What gives the place its special flavour, however - and in the bar most of all - are the officers of the 201 Russian peace-keeping division. Russia still commands about 20,000 troops along the southern border with Afghanistan, and when not on border duty these officers reside on the hotel's top two floors. Their tours of duty can last for years: many are half-crazed with boredom.

At that time I hadn't heard the story of the drunken major who hired a prostitute and then, enraged by his vodka-induced impotence, emasculated himself with a pistol shot. But the peace deal that will put an end to Tajikistan's five-year civil war is still unsigned, which means Dushanbe is still subject to a self-imposed curfew. The evenings can be long. One night, attracted by the sound of Russian drinking songs from down the hall, I went to investigate.
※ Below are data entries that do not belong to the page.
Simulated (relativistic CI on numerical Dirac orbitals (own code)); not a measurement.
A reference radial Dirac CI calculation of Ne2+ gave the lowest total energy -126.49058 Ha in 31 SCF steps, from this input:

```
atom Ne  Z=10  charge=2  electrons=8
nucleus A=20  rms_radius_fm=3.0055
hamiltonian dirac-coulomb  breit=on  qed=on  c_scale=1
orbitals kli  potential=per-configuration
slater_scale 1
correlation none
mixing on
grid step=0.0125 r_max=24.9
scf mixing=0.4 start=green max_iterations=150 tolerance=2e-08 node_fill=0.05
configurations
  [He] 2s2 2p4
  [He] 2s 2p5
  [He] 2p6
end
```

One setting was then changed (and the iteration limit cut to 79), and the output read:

Inside, the singing turned out to be from an old tape recorder running at maximum volume. Adjusting my eyes to the almost total absence of light, I negotiated my way around three young men who were swaying dangerously in the middle of the floor and asked the barman for a beer. He shook his head: "Niet beer. Only vodka".

He slapped a dirty tumbler on the bar top and sloshed vodka into it from a bottle marked Cossack. There were no pub measures here. I took a sip - it was lukewarm and smelled not unlike cleaning fluid - and retreated to a dark corner table that was sticky with dirt.

The three dancing men followed my movements closely: the only two other customers in the bar got up from their table by the door and left. The incomprehensible drinking song blared on, jangly and abrasive. Then one of the dancers sat down opposite and stared at me for a long time. He didn't speak. From time to time he swigged from a bottle of Cossack, throwing it back like it was nothing at all. I offered him a cigarette: he took it with a cruel smile, crushed it, and sprinkled it on the floor. I smiled on, struggling as nonchalantly as possible. This puzzled him: he hadn't spotted me measuring the distance to the exit. "Why," he said at last, "are you so relaxed?"

It happened to be Remembrance Day in Dushanbe: earlier there had been a parade in honour of the fallen of the Second World War. They still take such things seriously in the former Soviet Union. Many of the bystanders were in tears as the veterans shuffled by, stooped beneath the weight of medals on shrunken chests. And so I gave the only possible answer to his question: that I was English, and that since he was a Russian I knew I was among friends.

The soldier was not impressed. "You're a foreigner," he said, spitting on the floor. "All foreigners are filth. All this is your fault."

What's my fault?"

He waved angrily around the room, but he meant everything - the dinginess or the bar, the dreariness of his life in the army, perhaps even the collapse of the Soviet Union itself. It crossed my mind that he, too, was a foreigner in Tajikistan, but it was hardly the moment to point that out. He could not have been more than 24. And then his friends came to join us, collapsing heavily into the seats and blocking all chance of escape. "We were allies 50 years ago," I said carefully. "Your country and my country defeated Hitler together."

He swore and brought his face to within an inch of mine. "You have no idea how we suffered," he hissed. "No idea at all."

"That's not true," I countered. "Everyone in my country knows what happened at Stalingrad. Russian resistance there turned the tide of the war. It was heroic. My country - no, wait, the entire world is indebted. For ever."

At this the other two roared with approval. The first soldier looked put out, muttering that he still reckoned all foreigners were filth. Then I understood; he was from Volgograd, the former Stalingrad. I'd said exactly the right thing. His friends slapped my shoulder and forced one filthy vodka after another on me, finally insisting that I join them in a mad spinning dance among the tables and chairs. The barman looked on, bored and oblivious: and for the first time in my life I thanked God for O-level history.